I am pleased to announce Morel release 0.5.0. Coming fourteen months after release 0.4.0, this release contains various extensions to syntax to make the language more powerful and easy to use.

We describe a few of the new features in this article. For more information, see the official release notes.

1. List-valued functions in pipelines (into and through)

[MOREL-171] lets you use list-based functions in a pipeline, adding two clauses to the from expression:

  • into occurs at the end of a pipeline, and converts a list to a scalar value;
  • through occurs in the middle of a pipeline, and converts a list into another list.

First, into.

from scans
  steps
  into expression

is equivalent to

(expression) (from scans steps)

expression must be a function of type 'a list -> 'b (for some types 'a and 'b), and if the output of the last step is 'a then the type of the whole from expression is 'b.

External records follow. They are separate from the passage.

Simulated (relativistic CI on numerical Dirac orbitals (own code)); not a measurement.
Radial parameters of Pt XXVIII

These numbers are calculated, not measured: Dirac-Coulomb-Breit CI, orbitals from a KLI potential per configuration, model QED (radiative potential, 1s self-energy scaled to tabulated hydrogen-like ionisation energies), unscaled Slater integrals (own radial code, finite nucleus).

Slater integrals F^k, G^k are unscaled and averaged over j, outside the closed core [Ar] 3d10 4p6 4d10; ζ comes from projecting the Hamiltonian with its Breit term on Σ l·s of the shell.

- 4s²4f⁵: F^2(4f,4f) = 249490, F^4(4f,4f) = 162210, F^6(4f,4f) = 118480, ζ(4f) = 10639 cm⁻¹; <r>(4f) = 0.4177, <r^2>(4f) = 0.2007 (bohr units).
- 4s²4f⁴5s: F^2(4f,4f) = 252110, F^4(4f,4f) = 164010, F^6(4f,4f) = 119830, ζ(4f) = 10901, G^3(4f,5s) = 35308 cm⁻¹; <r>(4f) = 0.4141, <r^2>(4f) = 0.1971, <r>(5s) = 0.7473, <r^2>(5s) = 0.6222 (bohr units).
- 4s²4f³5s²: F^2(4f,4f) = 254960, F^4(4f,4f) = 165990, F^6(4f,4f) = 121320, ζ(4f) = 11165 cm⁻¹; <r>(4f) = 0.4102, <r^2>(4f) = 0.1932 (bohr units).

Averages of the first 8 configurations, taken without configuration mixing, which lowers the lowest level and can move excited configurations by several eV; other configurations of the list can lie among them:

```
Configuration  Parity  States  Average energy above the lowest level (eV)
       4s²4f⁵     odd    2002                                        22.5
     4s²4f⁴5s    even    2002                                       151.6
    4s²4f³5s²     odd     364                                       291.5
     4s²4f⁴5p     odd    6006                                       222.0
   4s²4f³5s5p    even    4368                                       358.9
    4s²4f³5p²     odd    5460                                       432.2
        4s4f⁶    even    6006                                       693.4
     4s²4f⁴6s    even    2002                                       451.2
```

For example, sum has type int list -> int, and so into sum converts a stream of int values into an int result.

- (* sum adds a list of integers *)
= sum [1, 2, 4];
val it = 7 : int

- (* 'into' applies a function to its input, collected into a list. *)
= from i in [1, 2, 4]
=   into sum;
val i = 7 : int

- (* Rewrite 'into' to apply the function directly. *)
= sum (from e in [1, 2, 4]);
val i = 7 : int

- (* 'into' is equivalent to existing keyword 'compute'. *)
= from e in [1, 2, 4]
=   compute sum;
val i = 7 : int

- (* Actually, "a into b" is equivalent to "(b) a" for any types, not
=    just lists. *)
= explode "abc";
> val it = [#"a",#"b",#"c"] : char list

- "abc" into explode;
val it = [#"a",#"b",#"c"] : char list

Next, through is similar to into, but has a pattern so that following steps can refer to the data items:

expression1
  through pattern in expression2
  steps

is equivalent to

from pattern in (expression2) (expression1)
  steps

For example, suppose we have a clean_address function that takes a list of orders and returns a list of orders with state and zipcode filled out. To stream orders through this function, we simply add the line through clean_over in clean_address to the pipeline.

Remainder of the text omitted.